Wednesday, April 15, 2015

The Number

Hm.  Seems to be I am without anything to say on how a DM might better manage their game.

Some years ago, I remember there being a series of arguments - not just here, but elsewhere in other blogs - about whether or not a DM could be 'made.'  In effect, there was a side of the argument that insisted that DM's were born, not made.  If an individual didn't happen to be a good DM, well, too bad.

Did we really have those arguments?  Oh well.  I suppose that being a DM is overwhelming; that it is enough just to handle what's going on; that the expectation of becoming 'better' seems an unfair challenge.  "Isn't it enough that I'm doing it?  I have to be better, too?"

I am unquestionably a better DM today than I was 9 months ago.  My games are better focused, we get more done, the players interrupt for irrelevant observations less and there seems to be a stronger desire to participate and become more conscious of the game's purpose.  The same is true of both campaigns, because I have changed.  My exhaustion seems reduced, my concern about the game has lessened before I start and even the drop I feel afterwards has lightened.  I'm glad for the change.
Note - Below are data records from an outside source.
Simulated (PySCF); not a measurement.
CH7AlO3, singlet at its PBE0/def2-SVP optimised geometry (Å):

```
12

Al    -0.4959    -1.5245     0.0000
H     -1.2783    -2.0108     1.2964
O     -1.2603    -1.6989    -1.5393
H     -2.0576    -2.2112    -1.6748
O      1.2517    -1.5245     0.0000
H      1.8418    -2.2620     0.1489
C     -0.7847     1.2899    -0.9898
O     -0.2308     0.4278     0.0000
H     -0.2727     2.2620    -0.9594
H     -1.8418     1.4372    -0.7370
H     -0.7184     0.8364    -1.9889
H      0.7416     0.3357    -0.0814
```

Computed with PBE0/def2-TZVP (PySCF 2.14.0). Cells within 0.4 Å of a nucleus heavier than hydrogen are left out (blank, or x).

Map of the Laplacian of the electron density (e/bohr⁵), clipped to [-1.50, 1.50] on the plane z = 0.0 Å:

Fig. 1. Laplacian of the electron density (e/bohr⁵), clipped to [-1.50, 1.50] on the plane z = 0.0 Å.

It is part of my looking at a lot of things differently.  For example, other blogs on gaming.  Oh, they still don't interest me, they're still largely caught up with re-inventing the wheel.  But they do seem to have changed their focus.  A lot of the old blogs that were their six years ago are long gone.  With them has gone much of the fetishistic approach to gaming - perhaps because there are less people who remember the 1970s.  Perhaps because the collectors have finally sapped their collections, leaving them with nothing to post.  Perhaps become 'collections' have become passe.

Much of the content I read now seems concerned with the future.  The write about what they plan to do or what they're trying to do.  They highlight their specific game.  There's also a greater concern with the artistic side of it - a lot less of showing what some other artist drew in 1981 and a lot more of what look at what I drew today.  This is all positive change.  It encourages me.

Arduin made a comment a couple of posts back where he talked about fanatical young people being super into things.  Thank gawd for fanatical young people.  They don't care about how it was done or why it used to be done that way and they really don't give a crap about corporations, tradition or bottom lines.  They love jumping in and doing things their way and they're only sensitive about when they're physically restrained from doing something.  They're not afraid of the internet.  They know that words alone, written by someone thousands of miles away, are not a threat.

I think we should realize that a lot of the old arguments that used to plague the role-playing blogosphere were created by old gamers bringing their old shit from isolated play and isolated convention chatter onto the internet.  These were guys - and a few women - whose mindset wasn't built by the internet, but by high school and college, which they attended in a time when there was no internet.  When the shared opinion of 15 people wasn't challenged - except by that one dude no one liked, who thankfully quit playing after one session.

We forget how obstinate and bigoted those little cliques were back in '85 and '95.  We forget how two or three personalities dominated and pushed around everyone else, making policy and declaring who was a 'good' artist and who didn't make the cut, what was a 'good' module and what was shit.  Who was there to disagree?

All those cliques were set to clash with the beginning of the interet.  All the opinions that had been created by Dragon Magazine; all the messages sent through the materials direct from the company; all the habits and rules set by the Old Guard (and they're syncophants) about what the game had been or was meant to be or should have been or was changed from being . . . all that was set to dump itself onto the public forum like so much dogma that had never been vetted, dissected or debated.

Then the internet went ahead and did its thing.

This is not the first time that I've written about this.  I did only three months ago.  I am recently fascinated by the separation of things by time - and I am not alone.  The idea behind xkcd's chart has been running in my head for years now.

My favorite?  George Harrison's tribute to John Lennon, All Those Years Ago, released in 1981, came eleven years after the end of the Beatles.  Thirty-four years ago.  "All those years" don't seem like very many.

I digress.  I mean to say that there are an increasing number of participants in D&D who have never met Gary Gygax and care.  There is an increasing number who have never experienced a role-playing environment where two or three tyrants, ideologues, had the final word on the principles by which the game ought to be played.  There is an increasing number who aren't afraid to share on the internet, who aren't afraid to steal or break or change or fix whatever doesn't suit them.  There is an increasing number raised on game cheats, self-made apps, workarounds, personal social commentary and having thousands of opinions at their fingertips.

This number does not care about the past.  They only care about what they can get, what it will do for them and how soon they can start.

Gawd love 'em.



9 comments:

  1. That's an awesome chart.

    I'm torn. It irritates me to no end the ignorance of younger folks who blithely ignore (or don't care about) what has gone before. It reminds me of Huxley's Brave New World or something.

    But I suppose I'm old, and doomed to be swept away by the younger generation anyway.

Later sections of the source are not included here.